Serialization is a process by which data structures or objects are translated into a format or a sequence of bytes (often called marshaling), which can later be unpacked (often called unmarshalling) in the same/different environment. Since the two environments might be completely different, a common method of serialization and then later deserialization is required.
Questions:
- What is the use of serialization?
- How to implement Java serialization API?
How To Use Serialization?
- Client/server model: Suppose we need to transfer some information from client to server, then we can serialize the object and send it over the network for the server to unpack it and perform necessary operations. Remember that the client/server may be two different computers.
- Data persistence for later use (may be a file/database blob record).
- Java’s RMI, JNDI uses serialization techniques.
- To flatten objects into array of bytes in memory.
- Suppose we would like to continue a game after some time, so the current state can be serialized/saved into a file so that when user plays the same game next time, it starts from the current state instead of starting from scratch.
Java Serialization API
How do we serialize and make sure we deserialize it correctly? Fortunately, Java takes care of the internal implementation of serializing and unpacking. All we need to do is to indicate Java that we need to serialize an object. And for that purpose, we use java.util.serializable marker interface. It is called a marker interface, as it has no associated methods but just used as a marker/placeholder.
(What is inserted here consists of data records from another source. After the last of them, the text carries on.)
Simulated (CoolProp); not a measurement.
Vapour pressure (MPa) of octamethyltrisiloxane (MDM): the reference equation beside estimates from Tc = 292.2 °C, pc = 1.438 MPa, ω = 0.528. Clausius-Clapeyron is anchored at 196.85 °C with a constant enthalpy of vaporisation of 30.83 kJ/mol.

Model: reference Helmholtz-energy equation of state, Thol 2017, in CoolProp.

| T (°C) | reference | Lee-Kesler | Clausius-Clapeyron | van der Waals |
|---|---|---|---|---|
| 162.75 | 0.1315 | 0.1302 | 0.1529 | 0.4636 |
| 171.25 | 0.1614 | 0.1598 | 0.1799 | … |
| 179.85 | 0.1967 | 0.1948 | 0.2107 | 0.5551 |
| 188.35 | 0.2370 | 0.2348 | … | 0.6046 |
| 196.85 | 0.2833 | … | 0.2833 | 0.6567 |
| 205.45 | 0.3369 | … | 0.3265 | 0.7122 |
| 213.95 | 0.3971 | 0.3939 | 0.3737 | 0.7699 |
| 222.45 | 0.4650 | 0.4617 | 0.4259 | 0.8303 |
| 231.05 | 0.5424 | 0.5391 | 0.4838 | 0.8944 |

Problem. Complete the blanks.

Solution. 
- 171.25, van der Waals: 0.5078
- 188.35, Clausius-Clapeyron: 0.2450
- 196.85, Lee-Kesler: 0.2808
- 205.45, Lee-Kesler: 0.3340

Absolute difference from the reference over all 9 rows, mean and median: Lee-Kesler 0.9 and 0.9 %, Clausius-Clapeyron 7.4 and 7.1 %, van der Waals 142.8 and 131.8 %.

class SerializeEx implements Serializable { int perAge; String perName; }
A simple SerializeEx class implementing java.util.Serializable interface. As noted earlier, Serializable is just a marker interface. Now having marked the interface serializable, we need to actually store the object. And java provides APIs for that as well.
An example class showing the serialization of an object into a file. The steps to serialize an object into a file are:
- Make sure the object to be serialized implements java.util.Serializable.
- Create a new file using FileOutputStream object.
- Create a new ObjectOutputStream object and pass the FileOutputStream instance.
- Write the object to the file using writeObject() method.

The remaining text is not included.